You said that your company distributes books for self-publishers. Can you explain how this works?
First, thank you so much for giving me something else to talk about! When I said I'd talk about contracts, I didn't think far enough ahead to realize that it would mean days upon days of really dry and boring stuff, all on the same topic! I like some variety here.
If, for whatever reason--and there are lots of legit reasons--you have determined to self-publish, you will need a distributor to represent and sell your books to the LDS bookstores. Rarely will a bookstore work directly with an SP. It just costs too much in man-hours, bookkeeping, shipping, etc. Not to mention that there are a lot of poor quality SP items out there and they generally will not sell well.
If you decide to go the SP route, #1 most important rule: Get an agreement with a distributor BEFORE you print your book! They can then help you find editors, typesetters, designers and printers who are reputable and do good work for fair prices. It breaks my heart when someone sends me an SP book, and it's been poorly edited, designed and constructed and I can't take it because I can't sell it. It's even worse when I tell them it needed professional editing, or whatever, and they tell me they paid someone $2,000 to do that already--and it's full of grammatical errors. The distributor can also help you figure your cost/return ratios, help you set a reasonable price, and prevent a whole host of mistakes that SPs often make simply from lack of experience.

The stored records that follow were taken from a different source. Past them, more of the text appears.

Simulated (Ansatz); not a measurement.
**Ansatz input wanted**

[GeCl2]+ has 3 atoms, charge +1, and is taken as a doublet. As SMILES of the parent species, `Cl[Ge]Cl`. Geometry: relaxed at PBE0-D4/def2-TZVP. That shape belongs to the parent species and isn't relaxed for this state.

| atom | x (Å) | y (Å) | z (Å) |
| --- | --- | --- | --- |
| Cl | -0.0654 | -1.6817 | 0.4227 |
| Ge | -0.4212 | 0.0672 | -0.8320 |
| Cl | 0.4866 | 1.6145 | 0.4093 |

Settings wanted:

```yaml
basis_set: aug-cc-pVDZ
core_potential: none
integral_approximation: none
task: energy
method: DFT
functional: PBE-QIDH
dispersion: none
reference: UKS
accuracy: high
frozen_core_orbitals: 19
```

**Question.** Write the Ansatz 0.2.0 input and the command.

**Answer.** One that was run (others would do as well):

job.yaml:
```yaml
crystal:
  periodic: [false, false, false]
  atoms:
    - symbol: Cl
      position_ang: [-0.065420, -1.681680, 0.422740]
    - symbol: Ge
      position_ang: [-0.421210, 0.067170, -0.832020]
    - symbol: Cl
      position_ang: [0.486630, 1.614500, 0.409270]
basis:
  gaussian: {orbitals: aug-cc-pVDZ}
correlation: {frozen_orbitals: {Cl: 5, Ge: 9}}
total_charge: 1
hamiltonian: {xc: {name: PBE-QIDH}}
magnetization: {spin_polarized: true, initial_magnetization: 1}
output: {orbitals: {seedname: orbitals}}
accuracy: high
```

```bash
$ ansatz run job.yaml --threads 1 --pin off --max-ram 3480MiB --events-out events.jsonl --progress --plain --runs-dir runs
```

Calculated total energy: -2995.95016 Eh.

(Not all distributors will hold your hand and walk you through this process because it takes a lot of time, and therefore, they will make less money. But many distributors are willing to do this because they know it will make a better product that will sell more copies and hopefully they will get a better return on their time investment on the back end. If a distributor is willing to do this, please, trust them. Listen to their advice. Give them credit for having half a brain and knowing what they are doing. If you don't trust your distributor to guide you, go with a different distributor.)
So anyway, you need to find a distributor as early into the process as you can. When a distributor accepts your book, they then act as your representative with the bookstores--letting them know your book exists, who the customer is, taking and processing orders from the bookstores, shipping, collecting money in your behalf, etc. Their contract should outline what exactly they do, and when and how you will be paid.
The cost for a distributor varies. Some figure it based on the retail price, some on the wholesale. Some lump it all together with the wholesale discount offered to resellers and it is between 55-60% of the retail price of the book. Others will quote it at 25-30% of the wholesale price. (These are approximates and vary between companies, between titles, and depend on the reseller discount, etc. Lots of variables. For example, if they put you in a national chain or on amazon.com, then it might cost you more because the reseller discount is more.)
Some SPs think they can self-distribute for less money than they distributor is asking for. Trust me, you can't. Even if you can get the bookstores to order directly from you, you'll need a way to advertise and market your book, a website, a toll-free number, a merchant account, a garage full of shipping supplies, shipper accounts, and a warm body to fill all those orders. If you're only selling a few copies of your book each week, and you do all the work yourself for free, then maybe you can do it cheaper. But not likely. In fact, highly unlikely.
One other word of caution, if you're using a POD printer, or going with one of the online vanity presses (AuthorHouse, Publish America, etc.) your cost per book is going to be too high for you to sell it through a traditional bookstore at competitive prices, with or without a distributor. To cover all the costs and discounts, you'd have to price your book out of the market. POD is fine if you've got a book with highly specialized information which you plan to sell outside the traditional bookstore (ie: on your own website, at seminars, etc.). But for fiction or generalized non-fiction sold through bookstores, it does not give you the profit margins you need to be successful.